London, Nov. 29: The British press has behaved in an “outrageous” way for many decades and ought to be controlled by tough self-regulation and, if that didn’t work, with legislation.

This is the basic recommendation in Lord Justice Leveson’s 2,000-page report which said the press had “wreaked havoc with the lives of innocent people”.

Although Leveson’s report is on the British press, his findings will probably set a standard for journalism throughout the world.

Those who have suffered at the hands of the press, including some high profile celebrities such as the actor Hugh Grant, welcomed the idea of legislation to control newspapers. However, others, while accepting the press had behaved very badly on many occasions, argued Britain’s proud tradition of a free press could not possibly allow for legislation to control newspapers.

Opinion in Britain is so sharply polarised between the pro and anti-legislation lobbies — even the Prime Minister David Cameron and his Lib Dem deputy Nick Clegg are on opposite sides — that the chances are that laws to control newspapers will probably not get past a fractured House of Commons.

Cameron warned today that he had “serious concerns and misgivings” about the prospect of legislation on press regulation. Responding to Leveson’s report on media ethics, the Prime Minister cast doubt on the report’s central recommendation that a new system of press self-regulation required a statutory underpinning if it was to command public confidence.

“I have some serious concerns and misgivings about this recommendation,” he told MPs in a Commons statement.

“For the first time we would have crossed the Rubicon, writing elements of press regulation into the law of the land,” he said. “We should, I believe, be wary of any legislation which has the potential to infringe free speech and a free press. In this House, which has been a bulwark of democracy for centuries, we should think very, very carefully before crossing this line.”

From India, the Tory mayor of London, Boris Johnson, spoke out for a free media. He said he “hopes and prays” the government will not back statutory control of the press.

“It is one of the glories of this country (UK) that we have a free, exuberant and sometimes feral media,” commented Johnson, who writes a weekly column in The Daily Telegraph. “They keep public life far cleaner than many other places in the world — and that makes this country a wonderful place to live and invest in.”
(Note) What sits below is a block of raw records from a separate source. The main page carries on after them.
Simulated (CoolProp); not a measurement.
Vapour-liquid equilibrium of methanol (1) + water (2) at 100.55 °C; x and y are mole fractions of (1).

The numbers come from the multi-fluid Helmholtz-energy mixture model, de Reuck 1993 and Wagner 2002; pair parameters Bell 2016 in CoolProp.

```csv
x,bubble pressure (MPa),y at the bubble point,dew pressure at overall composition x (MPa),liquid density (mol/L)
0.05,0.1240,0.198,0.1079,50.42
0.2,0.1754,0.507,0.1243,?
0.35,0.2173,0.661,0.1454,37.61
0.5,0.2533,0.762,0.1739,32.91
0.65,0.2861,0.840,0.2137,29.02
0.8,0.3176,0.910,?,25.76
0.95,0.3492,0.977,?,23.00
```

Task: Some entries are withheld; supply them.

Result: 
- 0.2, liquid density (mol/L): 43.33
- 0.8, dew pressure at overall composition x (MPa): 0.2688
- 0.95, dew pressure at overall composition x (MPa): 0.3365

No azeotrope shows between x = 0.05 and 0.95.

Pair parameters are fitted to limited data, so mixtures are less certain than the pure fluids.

Civil liberties group Liberty — whose director Shami Chakrabarti served as an assessor in the inquiry team — welcomed the principal recommendation of a more robust and independent press self-regulator, but said it was unable to back the last-resort alternative of compulsory statutory regulation.

She warned: “What nobody needs and Liberty cannot support is any last-resort compulsory statutory press regulation — coming at too high a price in a free society.”

But many came forward to back calls for legislation, among them former Formula 1 boss Max Mosley. He successfully sued the News Of The World for privacy damages over claims that he was involved in a “sick Nazi orgy”. Mosley said it would be “astonishing” if the government did not implement Lord Justice Leveson’s recommendations.

He said: “It certainly is a very thorough document and it’s in many respects better than one could have hoped. I think it would be astonishing if the politicians didn’t implement the report because no responsible politician could allow the current situation to continue.”

In his report, Leveson proposed expanding the legal remit of the communications watchdog Ofcom so that it became a “verification” body, able to recognise an independent regulator that had “credible” rules and powers to enforce them — such as huge fines. The report also heavily criticised politicians for becoming too cosy with the media. Cameron went to “great lengths” to woo Rupert Murdoch’s News International newspaper empire prior to the last general election, Lord Justice Leveson said.